For one thing he whinged: at the uphills, at the rain, at the wind, at food poisoning, at fatigue. Hey, he’d chosen to do this; it wasn’t my fault. Worse was his commentary. Cycling offers time to prepare the mind, yet he’d have been bereft without “incredible”. He said “This is the most remarkable/impressive/overwhelming sight I’ve seen.” about a dozen times. And at least thrice uttered the traveller’s ultimate indiscretion “indescribable”.

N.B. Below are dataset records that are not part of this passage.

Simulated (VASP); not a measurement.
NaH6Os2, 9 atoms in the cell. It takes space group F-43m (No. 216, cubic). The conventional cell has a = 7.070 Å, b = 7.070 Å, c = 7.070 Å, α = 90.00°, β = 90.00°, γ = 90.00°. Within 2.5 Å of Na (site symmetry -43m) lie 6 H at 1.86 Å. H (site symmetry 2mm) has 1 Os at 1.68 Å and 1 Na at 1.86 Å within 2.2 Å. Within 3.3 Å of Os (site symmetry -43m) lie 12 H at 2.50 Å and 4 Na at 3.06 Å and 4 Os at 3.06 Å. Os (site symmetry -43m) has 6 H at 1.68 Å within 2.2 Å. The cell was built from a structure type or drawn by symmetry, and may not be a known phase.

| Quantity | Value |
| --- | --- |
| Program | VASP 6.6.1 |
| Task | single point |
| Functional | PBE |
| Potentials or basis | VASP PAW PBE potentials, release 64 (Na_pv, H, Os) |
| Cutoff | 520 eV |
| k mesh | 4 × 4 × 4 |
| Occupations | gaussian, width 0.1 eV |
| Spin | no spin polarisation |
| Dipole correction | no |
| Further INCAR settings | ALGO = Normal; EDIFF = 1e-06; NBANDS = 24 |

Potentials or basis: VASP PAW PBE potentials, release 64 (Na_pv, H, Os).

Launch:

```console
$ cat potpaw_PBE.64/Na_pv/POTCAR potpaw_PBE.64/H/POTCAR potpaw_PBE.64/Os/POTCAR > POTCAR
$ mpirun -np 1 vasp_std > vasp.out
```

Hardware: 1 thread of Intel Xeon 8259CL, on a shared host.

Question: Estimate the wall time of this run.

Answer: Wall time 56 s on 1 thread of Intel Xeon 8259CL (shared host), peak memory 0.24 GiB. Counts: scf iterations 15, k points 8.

All adventurers looking for a wide audience should be forced to read Eric Newby’s “A short walk in the Hindu Kush” and thereafter practise self-mockery and minimalisation of hardship

WHEREAS… Why should I, an unreconstructed atheist, be glued to another three-parter called “Sacred music”? Well the subject was slightly off the beaten track (it’s not the first thing one associates with Brahms and Bruckner), it was sung a capella by a choir of angels (The Sixteen conducted by Harry Christophers) and it was anchored by someone who had got his tongue in gear, Britain’s greatest actor, Simon Russell Beale. He speaks with quiet urgency and has the ability to be transfixed by beauty. Don’t take my word: Harry let him sing along with the choir. Simon should buy a bike.

Friday, 2 April 2010

Out of the (loop: anag.)


Sonnet – Loss, Easter 2010

Because I am the sum of all I love
I am in mourning for this tiny death
And at the pool which saw my spirit move
Toss on its azure an encoded wreath.
I blame myself, I joined a hard elite,
Embraced an abstract petty discipline
Drawn by a fullfelt ardour to compete
With time and those whose natures could not win.
But I who overtook the frailer souls
Was overtaken by my own desire
A sickness stronger than my fevered goals
Left me land-locked, a hawk outside the gyre.
I’ll not repent, I’ll hear again the roar
Of discharged breath, of voices saying ‘More’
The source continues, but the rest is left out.